"The revolution will not be televised, will not be televised, will not be televised, will not be televised.
The revolution will be no re-run brothers;
the revolution will be live."
--Gil Scott-Heron, "The Revolution Will Not be Televised"
Godfather of rap. Poet. Activist. Bluesologist. Jazz musician. Throughout his life, Gil-Scott Heron uneasily inhabited, but did not quite define, these labels. Instead, he transcended simple categories, forging his own identity and remaining committed to his beliefs and unique sound. Until his untimely death on May 27, 2011, Scott-Heron both inspired and challenged listeners with his brutally truthful words and heart-wrenching honesty about his struggles with alcohol and drugs.
Born April 1,1949 in Chicago, he began his journey as a teenager in New York, eventually attending Lincoln University in Pennsylvania (alma mater of Langston Hughes, who greatly influenced Scott-Heron's work). After two years, he left to pen two novels, The Vulture and The Nigger Factory. However, he learned that he could make an even bigger impact with his other great love: music. Along with college friend, musician Brian Jackson, they composed pieces that reflected the civil rights movement, but incorporated poetry, jazz, and blues. Their first album, 1970's Small Talk at 125th and Lenox (also featuring Eddie Knowles and Charlie Saunders on congas and David Barnes on percussion and vocals), warned listeners not to be seduced by mass media.

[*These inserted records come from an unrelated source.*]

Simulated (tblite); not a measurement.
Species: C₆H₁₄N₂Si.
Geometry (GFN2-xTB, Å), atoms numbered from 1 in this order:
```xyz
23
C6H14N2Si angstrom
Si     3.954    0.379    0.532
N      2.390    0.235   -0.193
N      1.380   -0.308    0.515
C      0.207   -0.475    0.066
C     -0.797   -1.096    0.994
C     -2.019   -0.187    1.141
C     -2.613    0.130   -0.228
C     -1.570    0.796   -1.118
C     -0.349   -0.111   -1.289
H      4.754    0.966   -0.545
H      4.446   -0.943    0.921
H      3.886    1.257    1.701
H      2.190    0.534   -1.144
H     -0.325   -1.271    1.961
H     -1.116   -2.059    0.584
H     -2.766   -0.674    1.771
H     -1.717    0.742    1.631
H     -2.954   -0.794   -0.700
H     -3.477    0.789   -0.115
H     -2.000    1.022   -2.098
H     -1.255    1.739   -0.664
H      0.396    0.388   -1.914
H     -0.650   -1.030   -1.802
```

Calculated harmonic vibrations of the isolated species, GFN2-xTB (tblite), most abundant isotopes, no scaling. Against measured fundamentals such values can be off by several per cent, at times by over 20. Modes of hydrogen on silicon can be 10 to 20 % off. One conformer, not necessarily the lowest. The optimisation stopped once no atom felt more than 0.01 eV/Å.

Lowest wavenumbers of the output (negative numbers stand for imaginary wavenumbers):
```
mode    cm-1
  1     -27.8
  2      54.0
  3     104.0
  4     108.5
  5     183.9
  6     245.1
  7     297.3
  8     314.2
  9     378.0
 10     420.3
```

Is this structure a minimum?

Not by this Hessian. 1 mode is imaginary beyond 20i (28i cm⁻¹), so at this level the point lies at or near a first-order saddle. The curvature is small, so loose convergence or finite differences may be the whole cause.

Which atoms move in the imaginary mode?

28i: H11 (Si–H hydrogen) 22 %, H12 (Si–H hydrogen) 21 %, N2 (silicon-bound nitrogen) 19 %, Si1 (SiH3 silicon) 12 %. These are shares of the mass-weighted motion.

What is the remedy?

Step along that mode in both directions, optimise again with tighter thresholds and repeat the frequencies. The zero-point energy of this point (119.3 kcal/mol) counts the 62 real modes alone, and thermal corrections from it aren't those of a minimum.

The album's most famous track, "The Revolution Will Not be Televised," urges people not to "plug in, turn on, and cop out"; staying home, becoming anesthetized through relentless commercials, mind-numbing sitcoms, and negative African-American stereotypes, is no longer an option. "The revolution," Scott-Heron concludes, "will put you in the driver's seat." Accompanied by a relentless conga beat, Scott-Heron's passionate reading still resonates, and the subject still applies today, despite some dated references. A full band version, featuring bassist Ron Carter, surfaced on Scott-Heron's second album, Pieces of A Man. While not as stripped-down as the original, the fierce beat (emphasized by Carter's throbbing, rhythmic playing) and sizzling flute punctuate Scott-Heron's anger and fire.
While he may be best known as a spoken word artist, Scott-Heron also possessed a voice that, while not perfect, still conveyed emotion and soul. In Alec Wilkinson's excellent profile of the artist, published last year in the New Yorker, he quoted Carter's assessment: “He wasn’t a great singer, but, with that voice, if he had whispered it would have been dynamic. It was a voice like you would have for Shakespeare.” After another album, 1972's Free Will, Scott-Heron embarked on one of his best Jackson collaborations, 1974's Winter in America. While the album sold well in jazz circles, the disc did not generate mainstream buzz until club DJs began spinning "The Bottle," a funky track that called listeners to the dance floor.